Wednesday, July 19, 2017

Begging the Question

Most academic writing is boring, jargon-infested and not for the faint-hearted. This is in addition to the forbiddingly esoteric subject matter on which academics usually expound. One reason for the state of affairs could be that it's hard enough to infuse heavily technical writing with lean clarity, let alone an arresting style; and that writers who combine domain expertise with elegant writing are few among the academic population.

It's easy however to complain too much. After all, not everyone is expected to understand a paper in mathematics or physics and in fact, it's hard to find even top professionals in a field who are able to follow cutting edge work in far away areas. For example, it's hard to find (or indeed to expect to find) a topologist who'll understand contemporary developments in logic; or those in fluid mechanics to know much about string theory. Hence even for the most astute and interested reader, there is an iron wall of incomprehensibility that is sometimes breachable only by great works of pop science.

The fields of economics and finance however, occupy a very interesting position in this respect. While their techniques and methodologies can be highly specialized, since the subject matter isn't so esoteric, there is a chance of meaningful communication with a much wider, disparately skilled audience. Moreover, given their massive influence on policy decisions—both government and corporate—perhaps there is an even more-than-usual reason to reach out to as many interested readers as one can and to ensure that as much as possible, no reader is left behind. 

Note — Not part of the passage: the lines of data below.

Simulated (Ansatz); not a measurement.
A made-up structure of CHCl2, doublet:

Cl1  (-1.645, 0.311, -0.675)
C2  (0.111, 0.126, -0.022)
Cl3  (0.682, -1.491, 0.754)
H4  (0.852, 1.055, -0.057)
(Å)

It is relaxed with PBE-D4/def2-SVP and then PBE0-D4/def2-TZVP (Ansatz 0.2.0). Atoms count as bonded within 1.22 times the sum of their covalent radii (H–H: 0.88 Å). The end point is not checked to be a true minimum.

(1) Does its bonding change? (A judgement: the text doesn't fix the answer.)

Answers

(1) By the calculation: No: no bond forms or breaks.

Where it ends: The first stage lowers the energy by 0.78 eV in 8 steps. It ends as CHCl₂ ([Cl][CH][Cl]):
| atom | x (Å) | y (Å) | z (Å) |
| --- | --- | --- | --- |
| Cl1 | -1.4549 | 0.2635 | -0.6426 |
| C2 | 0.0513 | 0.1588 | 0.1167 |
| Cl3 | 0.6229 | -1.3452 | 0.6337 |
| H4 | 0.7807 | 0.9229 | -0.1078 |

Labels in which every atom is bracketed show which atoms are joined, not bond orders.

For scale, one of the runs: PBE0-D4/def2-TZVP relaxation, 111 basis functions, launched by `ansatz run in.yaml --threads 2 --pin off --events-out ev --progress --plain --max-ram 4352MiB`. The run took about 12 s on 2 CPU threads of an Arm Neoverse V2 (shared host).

One way to partially achieve this goal is to make the abstract and introduction of the paper as simple and clear as possible. A casual glance at the state of publishing in economics and finance shows that essays in the top journals are almost always more polished, better written and seem to strive for clarity much more than their merely-ordinary counterparts; and in particular, their abstracts and introductions shine with clarity and insight.

Style and elegance, however, are another world altogether.

Which brings NF to the 2013 working paper "Panhandling in Downtown Manhattan: A Preliminary Analysis", written by Gwendolyn Dordick (City College, CUNY) and Brendan O’Flaherty (Columbia). Their succinct abstract is full of questions and they don't forget to acknowledge "... the anonymous panhandlers of downtown Manhattan who have given us their time and told us about their lives". As expected, their paper is about the (equilibrium) behavior of Manhattan panhandlers (who essentially beg for money from tourists and passers-by) and demolishes the dreary-turgid-boring stereotype of academic writing. 

How's this for an opening sentence?
“If I’m going to panhandle, I’m going to do it on the richest street in the world.”
 ---[Eugene], who works on Wall Street.
Panhandling however, is in a way, a very unusual profession, which suffers, in particular from two paradoxes. The first is the use of space in the very tightly packed Manhattan:
Downtown Manhattan panhandlers use some of the most valuable land in the US, but they pay nothing for using it, and they have no legal right to exclude anyone else from using it... But how panhandlers solve the land allocation problem is an open question...
Panhandlers also suffer from credibility problems:
The paradox is that while panhandlers in general have low credibility, their livelihoods depend on having high credibility, since donors have no obvious way of learning, even ex post, whether their donations accomplished the intended purpose. Panhandlers are like used car salesmen whose customers never get to take possession of the cars they buy; they just get reports from the salesmen about how well the cars are supposed to be running. It’s amazing that panhandlers can make any money at all.
As any serious study demands, one first needs to define terms:
Our working definition of panhandling is asking passersby for money for oneself in a public place without offering anything of ostensible value In return. We therefore exclude musicians (however awful), trinket vendors, mendicant nuns and friars, solicitors for recognized charities, and the costumed characters like the Naked Cowboy and Weedman who pose with tourists for a fee. 
While the blood-and-guts of the paper are understandably harder-to-follow for nonspecialists, the eminently readable introduction shines with many other terrific sentences, which NF heartily recommends for all to read.

Here is the link for the full working paper: Dordick and O'Flaherty (2013) Panhandling in Donwtown Manhattan, (Working Paper). Bravo you guys!


Arvind Krishna said...

The first sentence is a move straight from The Wire.

Nanga Fakir said...

Or Treme?

MaihoonDON said...

Have always been in awe of the volume of reading material you consume. This day onwards, let me extend that expression to the breadth of your reach :)

Nanga Fakir said...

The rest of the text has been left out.